I am a poet, naturalist and researcher and my writing often explores our connection with water, the sea and coast. My most recent publication, Field Notes was written in and under the Atlantic Ocean (using waterproof notebooks) through a kind of creative fieldwork, whilst observing marine habitats and species over three years. It combines poems and written poetic “sketches” made in-situ with their subject, through direct experience.

 

I often work in collaboration with specialists from a range of different fields, from maritime archaeologists, to conservationists and choreographers; and I really value this as part of my process. My research, teaching and essays mostly sit within the blue humanities, and last summer I co-led an interdisciplinary Creative Ecology Residency on a yacht in the Outer Hebrides. I became smitten with sailing, and have just completed my RYA Competent Crew course. In reference to her book The Sea Around Us, Rachel Carson

said: “If there is poetry in my book about the sea, it is not because I deliberately put it there, but because no one could write truthfully about the sea and leave out the poetry.” And Aldo Leopold wrote, ‘we grieve only for what we know’. Many people around the world will never get to see the sea, so I want to connect people with it through my writing and take them on and under the waves.
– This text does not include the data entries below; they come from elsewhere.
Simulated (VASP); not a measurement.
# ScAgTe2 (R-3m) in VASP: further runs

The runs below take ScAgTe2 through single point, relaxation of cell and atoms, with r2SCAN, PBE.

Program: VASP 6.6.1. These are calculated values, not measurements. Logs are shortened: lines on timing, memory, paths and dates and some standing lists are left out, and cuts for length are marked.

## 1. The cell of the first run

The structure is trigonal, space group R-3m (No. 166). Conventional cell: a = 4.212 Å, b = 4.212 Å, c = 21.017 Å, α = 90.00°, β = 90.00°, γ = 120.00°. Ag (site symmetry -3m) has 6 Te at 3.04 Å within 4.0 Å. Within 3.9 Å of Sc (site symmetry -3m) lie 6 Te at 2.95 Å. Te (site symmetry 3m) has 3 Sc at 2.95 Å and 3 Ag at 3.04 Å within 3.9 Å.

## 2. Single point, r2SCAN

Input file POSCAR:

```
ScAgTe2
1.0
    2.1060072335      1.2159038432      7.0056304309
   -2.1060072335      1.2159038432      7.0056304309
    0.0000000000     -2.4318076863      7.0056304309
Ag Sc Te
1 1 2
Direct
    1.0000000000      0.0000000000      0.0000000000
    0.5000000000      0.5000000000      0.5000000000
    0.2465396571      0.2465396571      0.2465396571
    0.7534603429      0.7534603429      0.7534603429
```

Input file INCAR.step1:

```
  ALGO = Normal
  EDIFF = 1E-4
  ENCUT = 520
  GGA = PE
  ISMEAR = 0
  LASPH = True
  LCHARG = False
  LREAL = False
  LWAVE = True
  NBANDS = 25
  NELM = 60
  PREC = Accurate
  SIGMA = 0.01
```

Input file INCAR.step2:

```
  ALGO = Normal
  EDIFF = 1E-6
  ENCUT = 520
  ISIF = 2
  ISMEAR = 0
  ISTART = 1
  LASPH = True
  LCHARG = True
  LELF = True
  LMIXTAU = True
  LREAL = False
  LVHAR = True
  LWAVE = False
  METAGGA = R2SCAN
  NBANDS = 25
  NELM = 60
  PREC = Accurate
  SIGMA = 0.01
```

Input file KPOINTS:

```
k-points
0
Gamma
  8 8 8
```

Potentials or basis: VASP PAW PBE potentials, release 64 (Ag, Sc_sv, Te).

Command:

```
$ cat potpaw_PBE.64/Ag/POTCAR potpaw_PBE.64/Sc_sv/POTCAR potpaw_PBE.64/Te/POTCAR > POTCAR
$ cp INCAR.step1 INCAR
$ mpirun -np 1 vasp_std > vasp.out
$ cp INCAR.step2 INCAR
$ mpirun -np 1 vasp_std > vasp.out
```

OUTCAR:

I would like to use my time onboard to learn with people from different disciplines to help shape new work and to focus on my current project ‘Living Water: Ecological-Poetry of Sea, Islands and Coastal Communities’ which is partly focused on marine conservation areas in Scotland. I would like to work on a new sequence of poems began on the boat and islands responding to the species we encounter. ‘Living Water’ is one of the names given to jellyfish in some languages and over recent years I have witnessed their blooms as one of the warm-water species increasing due to marine heatwaves in the UK.

 

For me, moments of fracture can form gaps for new ways of living to rise up and through. Bayo Akomolafe describes it as ‘dancing with mountains into the cracks’ and Joanna Macy refers to this as ‘The Great Turning” with a shift from industrial growth societies to a life-sustaining civilisation. I’d like to bring my knowledge of pleasure activism and intersectional environmentalism to our collective exploration of this prompt and view it as an opportunity to reframe and find the stories that need to be told and heard for these times and the times to come.